Rainbow-DemoRL

Rainbow-DemoRL is a modular framework for combining demonstrations with reinforcement learning for robot manipulation. It implements three orthogonal strategies for leveraging demonstrations during online RL training, and supports arbitrary hybrid combinations of these strategies. Built on ManiSkill GPU-accelerated environments.

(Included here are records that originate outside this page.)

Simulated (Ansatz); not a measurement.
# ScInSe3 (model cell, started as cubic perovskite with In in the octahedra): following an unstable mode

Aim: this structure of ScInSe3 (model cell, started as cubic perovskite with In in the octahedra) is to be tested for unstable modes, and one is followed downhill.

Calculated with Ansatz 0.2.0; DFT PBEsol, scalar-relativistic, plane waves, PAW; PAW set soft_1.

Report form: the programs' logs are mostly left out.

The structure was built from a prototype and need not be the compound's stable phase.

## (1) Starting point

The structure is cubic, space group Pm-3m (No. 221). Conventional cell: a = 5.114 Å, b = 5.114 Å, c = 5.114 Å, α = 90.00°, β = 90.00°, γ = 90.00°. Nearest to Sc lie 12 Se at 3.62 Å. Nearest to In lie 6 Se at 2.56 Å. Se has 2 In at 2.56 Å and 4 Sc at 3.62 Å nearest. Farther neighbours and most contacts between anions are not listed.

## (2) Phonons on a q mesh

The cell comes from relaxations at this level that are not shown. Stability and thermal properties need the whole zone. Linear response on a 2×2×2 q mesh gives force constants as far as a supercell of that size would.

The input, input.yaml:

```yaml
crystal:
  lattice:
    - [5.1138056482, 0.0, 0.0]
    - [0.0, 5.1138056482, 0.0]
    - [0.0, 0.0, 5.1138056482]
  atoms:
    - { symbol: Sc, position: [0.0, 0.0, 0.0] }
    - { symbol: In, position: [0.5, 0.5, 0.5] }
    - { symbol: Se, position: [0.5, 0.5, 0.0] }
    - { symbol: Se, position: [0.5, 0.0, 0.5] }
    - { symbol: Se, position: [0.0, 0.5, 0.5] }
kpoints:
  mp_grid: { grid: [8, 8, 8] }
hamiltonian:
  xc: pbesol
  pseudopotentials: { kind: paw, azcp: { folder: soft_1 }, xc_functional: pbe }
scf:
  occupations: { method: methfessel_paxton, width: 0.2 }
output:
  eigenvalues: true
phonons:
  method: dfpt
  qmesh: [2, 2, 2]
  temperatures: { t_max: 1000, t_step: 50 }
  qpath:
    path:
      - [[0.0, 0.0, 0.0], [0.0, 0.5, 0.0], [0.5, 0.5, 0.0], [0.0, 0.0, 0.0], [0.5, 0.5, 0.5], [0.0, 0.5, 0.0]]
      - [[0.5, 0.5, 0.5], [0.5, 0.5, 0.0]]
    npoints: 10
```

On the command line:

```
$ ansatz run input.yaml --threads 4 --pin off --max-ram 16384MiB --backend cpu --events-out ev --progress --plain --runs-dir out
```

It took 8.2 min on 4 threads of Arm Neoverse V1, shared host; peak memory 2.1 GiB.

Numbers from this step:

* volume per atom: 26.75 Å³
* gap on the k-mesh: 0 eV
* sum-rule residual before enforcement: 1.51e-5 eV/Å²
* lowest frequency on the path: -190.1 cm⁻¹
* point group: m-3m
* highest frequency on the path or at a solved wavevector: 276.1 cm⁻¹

Three Strategies for Using Demonstrations

	Flag / keys	Idea
A: Direct data	`--use-offline-data-for-rl` (RLPD), `--use-auxiliary-bc-loss`	Prefill buffer with offline trajectories for direct use in online RL update (RLPD) and/or add a BC term on the actor.
B: Offline pretrain	`--pretrained-offline-policy-type`, `--pretrained-offline-value-type`	Train BC / CQL / CalQL / MCQ on HDF5 demos, then finetune online (CQL, CalQL).
C: Action mixing	`IBRL_`, `CHEQ_`, `RESRL_*`	Blend or choose between a frozen control prior and the RL policy (IBRL, CHEQ, Residual RL).

WSRL (A+B): --offline-buffer-type rollout — fill the offline buffer with rollouts from the pretrained policy instead of raw demos.

Beyond the paper: ACT (ACT, ACT_TD3), PARL (PARL_TD3, PARL_SAC, PARL_ACT).

Base RL: TD3, SAC — all hybrid variants build on one of these. We recommend using SAC.

Installation

git clone https://github.com/dwaitbhatt/Rainbow-DemoRL.git && cd Rainbow-DemoRL
pip install -e .

Training Pipeline

The general workflow has up to three stages. By default we recommend generating demonstrations by training a simple RL expert (SAC or TD3) for roughly 1M environment steps and saving the replay buffer to HDF5. That dataset matches the on-policy distribution you will use during hybrid training. Alternatively, you can use motion-planning trajectories from ManiSkill when you want cheap, task-specific expert data without RL pretraining.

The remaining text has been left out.